It is commonly accepted that effective self-management is mandatory, particularly in leading management positions. Effective management entails effective self-management, i.e. the effective and optimal use of one’s own resources. Yet, how can managers become effective when the complexity of procedures and the expectations posed towards their leadership are constantly growing?

“Self-management in its traditional sense is primarily associated with effectiveness and efficiency. Self-management pertains the knowledge of how to systematically set priorities, plan and implement assignments, while at the same time never losing sight of the important factor of time,” explains renowned author and consultant Thomas Gelmi, founder of Swiss-based consulting agency Movadis, whose latest book Durchstarten (Taking Off) about personal and interpersonal competence has just been released.

The time factor

An equally widely used term in the business world is the word ‘time-management‘. “I disapprove of the use of the term time-management in connection with self-management,“ says Gelmi. “You cannot manage time. Time exists. Each day has 24 hours and these do not increase if you ‘manage’ them exceptionally well. You may, however, influence the manner in which you make use of the time at your disposal,” Gelmi notes.

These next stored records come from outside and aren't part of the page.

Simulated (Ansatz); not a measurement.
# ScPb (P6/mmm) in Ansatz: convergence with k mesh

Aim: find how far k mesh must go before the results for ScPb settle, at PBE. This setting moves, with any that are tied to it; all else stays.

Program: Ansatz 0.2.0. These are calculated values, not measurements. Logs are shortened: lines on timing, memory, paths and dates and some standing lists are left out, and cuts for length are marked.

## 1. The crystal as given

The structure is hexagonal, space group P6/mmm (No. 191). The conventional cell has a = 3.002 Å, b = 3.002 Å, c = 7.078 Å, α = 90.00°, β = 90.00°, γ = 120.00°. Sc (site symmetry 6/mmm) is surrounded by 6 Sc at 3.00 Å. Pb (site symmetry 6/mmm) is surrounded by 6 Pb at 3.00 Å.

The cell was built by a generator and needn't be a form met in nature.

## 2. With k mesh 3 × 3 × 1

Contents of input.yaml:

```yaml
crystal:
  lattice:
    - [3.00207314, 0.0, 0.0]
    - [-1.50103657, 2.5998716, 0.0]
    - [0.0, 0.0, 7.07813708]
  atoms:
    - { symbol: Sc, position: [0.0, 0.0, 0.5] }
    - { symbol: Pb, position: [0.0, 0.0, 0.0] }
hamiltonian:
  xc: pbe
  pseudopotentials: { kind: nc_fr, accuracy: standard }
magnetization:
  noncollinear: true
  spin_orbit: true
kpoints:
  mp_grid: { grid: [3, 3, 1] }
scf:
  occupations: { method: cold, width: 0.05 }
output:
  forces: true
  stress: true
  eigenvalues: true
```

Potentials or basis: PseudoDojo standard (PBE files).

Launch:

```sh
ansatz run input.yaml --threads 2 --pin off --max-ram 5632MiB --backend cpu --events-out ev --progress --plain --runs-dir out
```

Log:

The age-old topic of time-management

‘The time we receive is not short, but we make it so; nor do we have any lack of it, but are wasteful of it,’ wrote famous ancient Roman philosopher Seneca and thus showed that time management has been up for discussion for centuries.

Yet how can we make use of our time in a less wasteful manner? By focusing on one project at a time? By taking a step back, by recharging our batteries or by balancing our life? Particularly work-life-balance is more important than our performance-focused society is aware of.
“Tightly scheduled all-day meeting marathons are a widely spread phenomenon. Meetings very often exceed their scheduled timeframe thus producing delays in ensuing meetings. With virtually no time in-between to catch some breath or even to review the last meeting, the perceived stress level may easily increase. Long meetings without a proper break can be equally exhausting,” says Gelmi, criticising the all too common predicaments of professional routine.

Thomas Gelmi Buch2

Management of meetings

In order to avoid situations like the above, some enterprises have started to limit their meetings to 45 or 50 minutes. They have also introduced a highly effective meeting management or rather meeting discipline – a step explicitly supported by Gelmi: “All participants benefit from clearly structured meetings. They have ten or even 15 minutes in-between meetings where they will be able to wind down, review some points, make notes, or prepare for the next meeting.“


When someone states ‘I don’t have time’, he or she actually means ‘I have other priorities’. A more fitting answer would thus be ‘I don’t use my time to do this as I am employing my time on another matter’.

“Self-management of course very much depends on whether you yourself or someone else is in charge of your time. The more self-determined you are, the more self-managed you can be. As a high level of self-determination is crucial for effective self-management, you should always try and increase the level of self-determination whenever possible,” says Gelmi.

Focus on what is essential

Effectiveness and efficiency are two terms you will have come across whenever the meaningful use of time is an issue in a professional environment. Effectiveness entails to do what is necessary to reach a goal; efficiency means to do something right.

“In an ideal world, you are able to combine both. Generally speaking, it is more productive to do the right things rather than doing things right. Or, you can do what is wrong very efficiently but without being effective. Yet you are effective if you are working towards a set goal even if you are working slowly,“ explains Gelmi.

Avoid distractions

Contrarily to consciously taken breaks, distractions are time wasters. Effective self-management thus presupposes their conscious handling. “Multitasking is a real killer that not only compromises the quality of work, but also misemploys the time spent on a certain task,” says Gelmi.

Here, Gelmi has some valuable advice: “Make note of your tasks over a duration of several days. An analysis of these notes will open your eyes towards the nature of the most common distractions. This insight may lead to further reflections; are there any tasks you invest too much or too little time in? Are there time thieves?“

Thomas Gelmi’s very own evidence for self-determination? He very consciously decides when to check his emails, when to answer calls or how to set his priorities. You can do the same – give it a try.